Let us interact with Rome. What exactly is God’s gift of salvation?

Roman Catholic Claim

Jesus said it is not enough to have faith in him; we also must obey his commandments. "Why do you call me ‘Lord, Lord,’ but do not do the things I command?" (Luke 6:46, Matt. 7:21–23, 19:16–21).

We do not "earn" our salvation through good works (Eph. 2:8–9, Rom. 9:16), but our faith in Christ puts us in a special grace-filled relationship with God so that our obedience and love, combined with our faith, will be rewarded with eternal life (Rom. 2:7, Gal. 6:8–9).

Christian Response

Here again is the Roman Catholic dilemma clearly demonstrated. The gist of Rome’s argument and centerpiece of their gospel is that man does not “earn” his salvation through good works but is “rewarded salvation” through his obedience, love and faith. Thus the sophistry of Rome is fully illustrated. Rome maintains that a man can be rewarded salvation for what he does but cannot earn salvation for what he does. The mitigating factor in Rome is that God puts a man in a special relationship whereby man’s good deeds qualify him for a reward of salvation.

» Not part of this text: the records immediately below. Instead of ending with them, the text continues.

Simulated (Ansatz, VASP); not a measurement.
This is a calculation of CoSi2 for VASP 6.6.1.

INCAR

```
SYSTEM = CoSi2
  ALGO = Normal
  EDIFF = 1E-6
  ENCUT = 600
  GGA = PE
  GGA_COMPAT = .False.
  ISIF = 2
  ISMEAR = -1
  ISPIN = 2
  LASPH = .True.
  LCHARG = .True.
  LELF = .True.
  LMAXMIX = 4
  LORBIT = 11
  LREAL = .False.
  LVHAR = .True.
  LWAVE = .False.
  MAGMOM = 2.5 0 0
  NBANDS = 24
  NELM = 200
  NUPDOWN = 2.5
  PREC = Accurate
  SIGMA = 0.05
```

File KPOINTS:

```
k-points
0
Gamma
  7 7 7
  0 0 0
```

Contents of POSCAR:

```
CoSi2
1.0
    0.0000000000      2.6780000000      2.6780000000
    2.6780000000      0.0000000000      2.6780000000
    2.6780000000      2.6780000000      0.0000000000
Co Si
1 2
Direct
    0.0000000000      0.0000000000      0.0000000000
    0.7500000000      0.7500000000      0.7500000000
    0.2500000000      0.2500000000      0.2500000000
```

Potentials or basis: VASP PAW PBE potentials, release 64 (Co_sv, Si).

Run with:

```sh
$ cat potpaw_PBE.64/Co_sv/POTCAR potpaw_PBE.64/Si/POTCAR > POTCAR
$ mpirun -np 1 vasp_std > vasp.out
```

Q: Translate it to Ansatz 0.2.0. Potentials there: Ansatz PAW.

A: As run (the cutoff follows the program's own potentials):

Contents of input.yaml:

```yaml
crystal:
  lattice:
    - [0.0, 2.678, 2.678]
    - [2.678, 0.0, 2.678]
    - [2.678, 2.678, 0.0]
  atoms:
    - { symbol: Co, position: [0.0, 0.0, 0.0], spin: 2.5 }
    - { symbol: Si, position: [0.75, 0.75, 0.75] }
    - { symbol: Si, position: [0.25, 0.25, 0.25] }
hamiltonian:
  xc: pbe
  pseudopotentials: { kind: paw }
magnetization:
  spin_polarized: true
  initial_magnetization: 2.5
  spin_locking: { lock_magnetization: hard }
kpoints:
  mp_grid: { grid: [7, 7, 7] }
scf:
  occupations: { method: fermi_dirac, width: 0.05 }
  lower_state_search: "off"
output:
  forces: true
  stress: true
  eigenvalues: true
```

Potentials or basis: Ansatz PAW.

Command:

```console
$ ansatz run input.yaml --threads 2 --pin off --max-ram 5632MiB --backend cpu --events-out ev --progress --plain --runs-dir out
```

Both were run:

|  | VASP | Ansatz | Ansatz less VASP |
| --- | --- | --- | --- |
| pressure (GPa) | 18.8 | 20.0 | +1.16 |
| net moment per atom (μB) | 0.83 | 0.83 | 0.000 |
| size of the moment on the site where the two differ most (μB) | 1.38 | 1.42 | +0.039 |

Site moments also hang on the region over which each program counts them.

Christian theology connects good works to faith as the evidence or result of true faith. Faith is the root of the fruit of good works. But justification and salvation are not dependent upon good works. In other words, faith is the first fruit of being born from above and yields its’ fruit in due season. Hence faith is connected to works as cause is to effect but not confounded with works as though one were the same and of equal value as the other.

Christian theology abhors a dead and barren faith that yields no fruit. But Christian theology is equally loath to equate good works with faith as if faith alone were not enough for salvation and justification. Hence the accurate estimation of the relationship of faith to works is the well attested maxim, “a man is saved by faith alone but not by a faith that is alone.”